Search Platform/Weekly Updates/2024-08-30
Appearance
Summary
Some post deployment cleanup / minor issues on the Search Update Pipeline, but this work is ramping down. Peripheral to the new Search update Pipeline is a rework of how weighted tags are ingested. We've seen multiple failures in that pipeline, and the new SUP allows us to simplify the workflow and better support features like AddLink and Image Recommendations.
New SPARQL endpoints for WDQS graph split are ready. We will do an additional round of testing and we will communicate more broadly next Tuesday.
Our work on language harmonization is coming approaching completion. After ~ 1 year of work, we have now applied everything we've learned to all of the languages we support!
What we've accomplished
WDQS graph splitting
- https://query-main.wikidata.org and https://query-scholarly.wikidata.org are up! Next will be some odds and ends, testing, and a communication.
Search Update Pipeline / Private Wikis
- Fixed redirect handling (duplicate namespace prefixes) https://phabricator.wikimedia.org/T372446
- Stared working on the CirrusSearch extension, to support writing weighted tags via page_change_weighted_tags stream in addition to job queue. https://phabricator.wikimedia.org/T372904
Improve multilingual zero-results rate
- Additional review of the results for newly configured icu_folding looked good. Speed tests are acceptable: 2% to 10% slower, depending on the complexity of the filter it's being added to. Most were using the default, so the denominator is smaller than analyzers with stemmers or other expensive things. Some new baseline regression test corpora for newly involved languages have been deployed and are running daily.
- Currently breaking up patches. I decided to include a patch with baselines for new test fixtures, as previously suggested. I've refactored a fair number of tests and fixtures, and decided I need some documentation (just a markdown README) so others—including my future self—can more easily figure out what's going on.

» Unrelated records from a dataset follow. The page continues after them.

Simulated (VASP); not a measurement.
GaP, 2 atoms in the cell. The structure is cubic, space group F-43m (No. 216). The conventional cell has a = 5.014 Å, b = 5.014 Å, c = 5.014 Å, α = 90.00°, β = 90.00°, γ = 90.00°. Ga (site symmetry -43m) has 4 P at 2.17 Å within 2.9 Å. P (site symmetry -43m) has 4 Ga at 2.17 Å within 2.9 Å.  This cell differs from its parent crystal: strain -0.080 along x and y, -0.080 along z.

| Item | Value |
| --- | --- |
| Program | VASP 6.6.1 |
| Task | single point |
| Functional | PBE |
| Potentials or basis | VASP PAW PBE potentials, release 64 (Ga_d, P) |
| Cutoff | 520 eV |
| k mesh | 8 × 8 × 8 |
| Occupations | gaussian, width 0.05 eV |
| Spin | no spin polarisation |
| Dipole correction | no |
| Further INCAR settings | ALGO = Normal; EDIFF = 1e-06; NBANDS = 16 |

- I finished configuring ICU folding for Chinese, Indonesian / Malay, Khmer, Korean, and Polish. I added ICU folding to languages that already have customizations in our code: Mirandese, and the Turkic languages Azerbaijani, Crimean Tatar, Gagauz, Kazakh, and Tatar.
- I started working down the list of languages I have, sorted by volume of unique queries: Vietnamese, Igbo, Swahili, Tagalog, Slovenian, Georgian, Tamil, Uzbek, and Albanian are also all done now.
- Fun Fact: This adds support for customized ICU folding to 20 new languages, and expands ICU folding coverage to the languages of the top 50 Wikipedias and 61 of the top 90 in my list (by unique query volume), and to the languages of 65 Wikipedias overall.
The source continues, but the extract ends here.